Meson (from the Greek 'middle' - its a middle weight). The meson is a class of particles that is, in general, heavier than the lepton but lighter than those of the baryon. The meson is a member of the hadron class of particles and is composed of quarks. However, unlike the baryons (of which protons and neutrons belong), the meson is composed of two quarks (instead of three), one of which is always an antiquark.

The meson was predicted in 1935 by Hideki Yukawa (who theorized that it was responsible for the force holding the nucleus together). The meson was first detected in 1947 by C. F. Powell in secondary effects of cosmic rays (collisions between a cosmic ray and an atom in the atmosphere). The particle that Yukawa predicted was the pion.

All mesons consist of a quark bound to an anti-quark. The pion (π +), is composed of an up quark and a down anti-quark. The anti-pion (π-), is composed of an up quark is composed of an up anti-quark and a down quark. The pion also happens to be the lightest of the meson family of particles. There is also the neutral pion (π0) which is composed of a a strange combination of (uu + dd)/sqrt(2) - no, I don't understand it at all. A curious fact about the neutral pion is that it is its own anti-particle.

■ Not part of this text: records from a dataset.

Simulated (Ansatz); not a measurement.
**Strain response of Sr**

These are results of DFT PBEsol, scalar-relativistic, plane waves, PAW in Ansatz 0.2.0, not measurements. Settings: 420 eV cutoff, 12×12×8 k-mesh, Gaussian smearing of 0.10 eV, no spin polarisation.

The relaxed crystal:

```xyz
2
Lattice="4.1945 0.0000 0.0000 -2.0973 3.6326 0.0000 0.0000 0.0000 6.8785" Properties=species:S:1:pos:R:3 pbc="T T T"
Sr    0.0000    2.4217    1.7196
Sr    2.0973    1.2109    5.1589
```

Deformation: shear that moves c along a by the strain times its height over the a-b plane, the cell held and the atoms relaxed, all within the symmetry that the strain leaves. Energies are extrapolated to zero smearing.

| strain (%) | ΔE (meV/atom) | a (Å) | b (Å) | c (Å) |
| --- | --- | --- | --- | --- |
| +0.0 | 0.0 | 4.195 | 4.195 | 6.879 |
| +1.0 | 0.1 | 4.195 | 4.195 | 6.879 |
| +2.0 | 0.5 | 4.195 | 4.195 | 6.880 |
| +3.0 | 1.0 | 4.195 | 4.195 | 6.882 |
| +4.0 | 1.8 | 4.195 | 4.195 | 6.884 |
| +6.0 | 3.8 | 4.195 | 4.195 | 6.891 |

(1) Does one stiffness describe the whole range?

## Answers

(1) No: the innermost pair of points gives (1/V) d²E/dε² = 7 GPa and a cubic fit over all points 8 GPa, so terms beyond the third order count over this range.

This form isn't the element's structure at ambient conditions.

The very nature of the meson being composed of a quark and an anti-quark make it unstable. A charged pion decays with an average lifetime of 2.55 * 10-8 seconds into a muon of the same charge and a neutrino or anti-neutrino. A neutral pion will decay in 2.55 * 10-15 seconds, typically into a pair of photons, but will occasionally decay into a positron-electron pair and a photon.

There are on the order of 140 different types of mesons. Some of them are more stable than other - the kaon (K-) is made of a strange quark and an anti-up quark and is much heavier and long lived than other mesons. Currently, there is much research in the B-zero (B0) meson - it contains an anti-bottom quark and thus is much heaver than other mesons (about 50 times more massive than a pion and 10 times heavier than a kaon).

The pion has been used to predict the range of the the strong force. Using the uncertainty principle the and making the assumption that it is an exchange force (involves sending things back and forth) and involves neutral pions the equation:

            h
R = cDt = -----
           2mc
The range of 0.73 * 10-15m results, or about 0.6 times the radius of a proton.

Because the pion is composed of an up and anti down quark (anti-matter has the same mass as normal matter to within testable limits (a few billionth of a part)) it would be expected that the pion have a mass on the order of 2/3 of the mass of a proton (composed of two up quarks and a down quark) However, the mass of the pion was only 1/6 of the mass of a proton thus showing that the mass of hadrons depend on the dynamics of the particle and not just the components of it.